It's all subjective I guess.
I really liked 10.2, did not care for 10.3 at all. But I would declare 10.1 "the worst". Does 10.0 really count? I thought that was released in a beta or "public preview" form.
10.0 was a
real release. There was a Public Beta released just before it.
This is the way I see the OS X OS'ses:
10 Public Beta: 'nuff said. It's a beta. Fun to play with, not great to actually work with.
10.0: Was also fun to play around with. Terribly slow on the fastest Mac out there at the time (G4 500 MHz IIRC). No DVD player, hardly any 3rd party apps, only Internet Explorer that worked, etc.
10.1: Starting to become usable. There even was an MS Office for Mac that worked natively on this OS (!)
10.2: First time the OS got hardware GPU (Quartz Extreme) acceleration.... This meant faster window-drawing in the Finder etc., which meant less irritatingly slow. OS X was really getting there. A lot more 3rd party apps were available now.
10.3: First real usable OS X. All apps were there and the OS was "snappy" enough to be used mainstream. Even on older G4's.
10.4: Gr8 OS. Very stable and very reliable.
10.5: Universal Binary. OS X 10.5 on Intel screamed. Really superb OS.

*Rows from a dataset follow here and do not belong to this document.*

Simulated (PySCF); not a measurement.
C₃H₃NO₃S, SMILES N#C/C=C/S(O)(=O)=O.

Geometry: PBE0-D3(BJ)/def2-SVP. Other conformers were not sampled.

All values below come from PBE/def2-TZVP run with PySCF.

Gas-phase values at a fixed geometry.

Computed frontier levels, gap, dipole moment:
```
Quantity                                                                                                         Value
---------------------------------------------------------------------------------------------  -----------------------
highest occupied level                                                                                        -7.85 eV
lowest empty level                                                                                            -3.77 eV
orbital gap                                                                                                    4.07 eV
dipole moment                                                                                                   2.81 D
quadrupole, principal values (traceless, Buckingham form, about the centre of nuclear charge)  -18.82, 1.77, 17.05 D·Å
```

10.6: Intel only. Very, very, stable. Very well supported. This version is probably the most "mature" version of OS X. OS X Server 10.6 was the last "real" version of OS X Server.
10.7: Quite a lot of new features: Mac App Store, Versions, Launchpad, etc. First time Apple is moving OS X towards iOS....
10.8: Moving on... more iOS-like features, more iCloud integration. Seems a stable OS.